This has two consequences:

1) Filtering based on the final name (which is what users see in the UI) won't work. Users will try to filter on /users/:username/squirrelstats and nothing will happen, because the transactions' tracestate values will instead contain transaction: "/users/maisey/squirrelstats", transaction: "/users/charlie/squirrelstats", and so on and so forth. This seems to defeat the entire purpose of including transaction name to begin with.

2) Because in some frameworks (like Express), the transaction name starts out being the specific URL and ends up being the parameterized version, and because we know the revision might not happen until it's too late, we leave ourselves open to the possibility that the transaction name sent out in the tracestate might contain PII which would otherwise later be correctly scrubbed by event processors before any event data left the SDK. (Of course, if URLs now count as PII, we have bigger problems, seeing as we send the full path of either the current page or the current request as a matter of practice already. The concern was raised, though, so I'm including it here.)

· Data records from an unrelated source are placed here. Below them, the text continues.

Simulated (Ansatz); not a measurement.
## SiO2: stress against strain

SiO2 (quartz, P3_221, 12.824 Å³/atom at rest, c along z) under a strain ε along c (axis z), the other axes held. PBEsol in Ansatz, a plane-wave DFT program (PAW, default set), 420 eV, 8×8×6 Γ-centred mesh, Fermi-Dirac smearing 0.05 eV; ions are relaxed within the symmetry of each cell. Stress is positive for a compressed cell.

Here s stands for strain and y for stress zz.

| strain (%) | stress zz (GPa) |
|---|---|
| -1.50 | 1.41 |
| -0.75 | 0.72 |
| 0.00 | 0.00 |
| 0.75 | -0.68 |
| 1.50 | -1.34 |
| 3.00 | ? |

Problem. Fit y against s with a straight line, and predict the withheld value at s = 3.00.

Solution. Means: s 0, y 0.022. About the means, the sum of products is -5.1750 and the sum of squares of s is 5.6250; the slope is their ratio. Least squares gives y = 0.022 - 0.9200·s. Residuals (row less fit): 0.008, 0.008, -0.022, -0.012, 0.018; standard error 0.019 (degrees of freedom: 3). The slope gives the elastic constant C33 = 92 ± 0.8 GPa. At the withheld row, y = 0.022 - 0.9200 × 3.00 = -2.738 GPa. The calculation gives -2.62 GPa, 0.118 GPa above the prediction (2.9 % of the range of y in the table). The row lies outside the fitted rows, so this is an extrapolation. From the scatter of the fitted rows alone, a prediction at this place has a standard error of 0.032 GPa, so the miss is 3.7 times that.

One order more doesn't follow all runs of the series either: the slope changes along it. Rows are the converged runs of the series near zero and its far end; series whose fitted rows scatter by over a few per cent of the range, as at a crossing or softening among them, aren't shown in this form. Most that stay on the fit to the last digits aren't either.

We've thus far said that at least the first problem is "a risk we're willing to take," but the fact is it's not a risk. It's a known, predictable consequence of the way that at least the Express integration* is built. It would take some investigation to find out of the data we need for the final transaction name is available any earlier, but as it currently stands, any Express route handler which causes an outgoing HTTP request (to the database, say) will have its tracestate calculated too early and the value will be wrong.

*Quite possibly others as well. There are definitely other ones which change transaction name mid-stream, but it would take some work to figure out when they do that (relative to things which would cause the tracestate to be calculated and frozen) and whether or not that's fixable if the current timing is too late.

IMHO, if we want this feature to work reliably, we will have to invest resources to audit the SDKs to figure out which ones have this problem (and then of course actually do the work of fixing it). The only other options are to have an only-partially-functional feature, or to drop transaction name from the tracestate.

rhcarvalho commented 3 years ago

Good summary, @lobsterkatie! In our current model transaction names are mutable, would be hard to enforce immutability. Perhaps possible if we compute the tracestate only as late as when the transaction envelope is assembled? That would add an extra conceptual responsibility that is at odds with having custom user-provided transports.

lobsterkatie commented 3 years ago

In our current model transaction names are mutable, would be hard to enforce immutability. Perhaps possible if we compute the tracestate only as late as when the transaction envelope is assembled?

If no HTTP requests have gone out before the transaction is packed into an envelope, this is in fact when tracestate is calculated. But given that route handlers very often have to retrieve data from somewhere, and that "somewhere" is very often only accessible through HTTP...

rhcarvalho commented 3 years ago

Right, we most likely propagate before we capture the transaction.

dcramer commented 3 years ago

In all cases I'm familiar with the transaction name would be semi-final before any external span would be created.

The typical case I have in mind is as simple as:

There may be others, but this is a VERY common case, and solving this is good enough for me. We can always educate users either via docs or via the UI if behaviors change. I think its probably more important to recognize there will be multiple transaction names in a trace and handling that is likely more of a concern to the end-user.

lobsterkatie commented 2 years ago

The typical case I have in mind is as simple as:

  • WSGI/middleware captures PATH from general routing info
  • Framework level handler rewrites to abstract path
  • Normal routines begin

It's not clear that it's always possible to have it run in that order, though, and, as far as our Express integration goes, it does not currently run in that order - the transaction name isn't parameterized until the end of the transaction's lifecycle. Further, we generally tell people that our middleware should be outermost, meaning (depending on the framework) routing may or may not have yet happened. Even if it has, the parameterized route name isn't always exposed in a place we can get to it until later in the request/response cycle.

Unless that can be solved across the board, we're going to end up having a transaction-name filter which is only compatible with some SDKs/integrations and not others. (And at least right now, Express, which is by far and away the most common node backend, would fall into that "other" category.)